Rabbi Yehudah and his wife Bracha serve up equal parts of advice and chicken soup to their followers who wait in the yard of their small house. One of those followers, Isaac, comes to work for them as Yehudah's assistant, where he carries the advice and the soup to the elderly rabbi's devotees. A former New Yorker and small business owner, he now wonders what it means to be a rabbi's apprentice, though in his youth, in yeshiva, he'd longed to be a rabbi himself.

Also in the courtyard is newly immigrated ba'al t'shuvah (newly-devout Jew) Tamar, with her hair and her motorcycle, younger than Isaac and hungry for the wisdom she believes he can give her - and for the advice she needs to find a husband. Isaac's advice isn't working for her, and she believes he's giving her advice meant for himself. Is he?

And then there is Mustafa, the disabled Arab caretaker up on the Temple Mount, who comes into their lives with the findings he's made in the dirt of the wadi near one of the mosques - findings his own Muslim spiritual leader has told him to discard, but that he can't. His life is transformed when Isaac compares him to a kohen, for the priests of the Temple were also responsible for cleaning up in it. Mustafa's sudden perception of himself as a priest rather than a mere laborer changes both his life and everyone else's. He has already ascended the mountain of the Lord, but it is Isaac who gives that ascent meaning for him.

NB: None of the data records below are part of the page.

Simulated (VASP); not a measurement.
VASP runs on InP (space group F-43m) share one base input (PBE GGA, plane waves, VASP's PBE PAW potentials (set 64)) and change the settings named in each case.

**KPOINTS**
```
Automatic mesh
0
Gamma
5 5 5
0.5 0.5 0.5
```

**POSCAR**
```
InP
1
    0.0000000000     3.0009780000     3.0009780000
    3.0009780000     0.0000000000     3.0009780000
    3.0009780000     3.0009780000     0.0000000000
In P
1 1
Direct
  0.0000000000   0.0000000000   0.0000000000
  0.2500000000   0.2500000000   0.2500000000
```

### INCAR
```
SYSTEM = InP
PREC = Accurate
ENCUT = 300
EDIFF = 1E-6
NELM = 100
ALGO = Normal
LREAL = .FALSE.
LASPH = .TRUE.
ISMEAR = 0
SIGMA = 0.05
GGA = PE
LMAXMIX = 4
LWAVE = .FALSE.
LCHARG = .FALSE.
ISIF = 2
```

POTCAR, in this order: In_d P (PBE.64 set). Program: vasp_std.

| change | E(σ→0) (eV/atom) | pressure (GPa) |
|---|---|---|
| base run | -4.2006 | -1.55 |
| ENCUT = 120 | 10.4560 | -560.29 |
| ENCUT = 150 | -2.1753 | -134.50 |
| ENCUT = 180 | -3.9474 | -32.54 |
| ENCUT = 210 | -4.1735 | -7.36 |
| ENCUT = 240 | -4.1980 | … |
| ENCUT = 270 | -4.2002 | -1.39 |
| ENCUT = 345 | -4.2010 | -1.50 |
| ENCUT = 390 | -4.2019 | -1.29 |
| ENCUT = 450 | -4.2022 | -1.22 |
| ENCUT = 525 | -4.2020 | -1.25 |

There are two types of Jewish novels - the ponderous historical one covering generations and sweeping vistas - think EXODUS - and the small one that focuses on the dynamics of one small family or group: for that, try not to think of PORTNOY'S COMPLAINT (though it's a good example), though there are many others. It's the latter that are often the most memorable, though they're not the ones that make blockbuster movies. They're the most memorable because they're the ones that deal squarely with our emotions.

The emotions in Feuerman's small but gripping story are love and fear - sometimes separate, but usually together. Rabbi Yehudah's friends and followers love him, but he is ill and they fear his death. Isaac is developing feelings for Tamar, and equal fear - she's so much younger than he is; isn't it a scandal? And isn't it wrong for a man in his position to have feelings at all? And then there's Mustafa - he loves Isaac, in his way, for his kindness and his advice, but he's been taught to fear Jews and what they will do to him. Meanwhile, though Isaac and his companions marvel at what Mustafa has discovered, and appreciate his turning to them, how can they trust an Arab Muslim not to endanger all of them? Love and fear breathe together here, as they so often do in the world around us.

There are puzzles to unfold here, depths like those in which the wisdom of the kabbalah is concealed within Torah itself. Who is the real kabbalist? Was it Rabbi Yehudah, or is it someone else? What are the meanings of the things Mustafa has found, and who can be trusted with the secret of their existence, or can determine their worth? If Rabbi Yehudah dies, how can his work continue, and who is fit to continue it? Whose hands are clean enough, whose heart is pure enough, whose knowledge and wisdom are vast enough, to carry out Yehudah's legacy?

It's a short book, but a densely packed one with moments worth re-reading as you go. It's possibly most meaningful to Jews, but not so packed with Yiddishkeit that it's incomprehensible to those outside the tribe - which is important, as one of this book's most meaningful details to most readers will be its clear explanation, through the characters' observations, of the gulf in thought and ideas that separate Arab from Israeli living within Israel's borders. They are not just religious ideas, but cultural ones, that can be a wider gulf than an ocean between people living together in a very small country.

"The Earth is the Lord's, and all that fills it; the world, and those who dwell in it." The dwellers in Feuerman's world are certainly big enough to fill it; the remembrance, by each of them, that all of them are the Lord's, and not just one or a few of them, is their most difficult task. The tour through their hearts and minds, particularly Isaac's and Mustafa's, makes for some of the most deeply interesting, challenging reading of the year.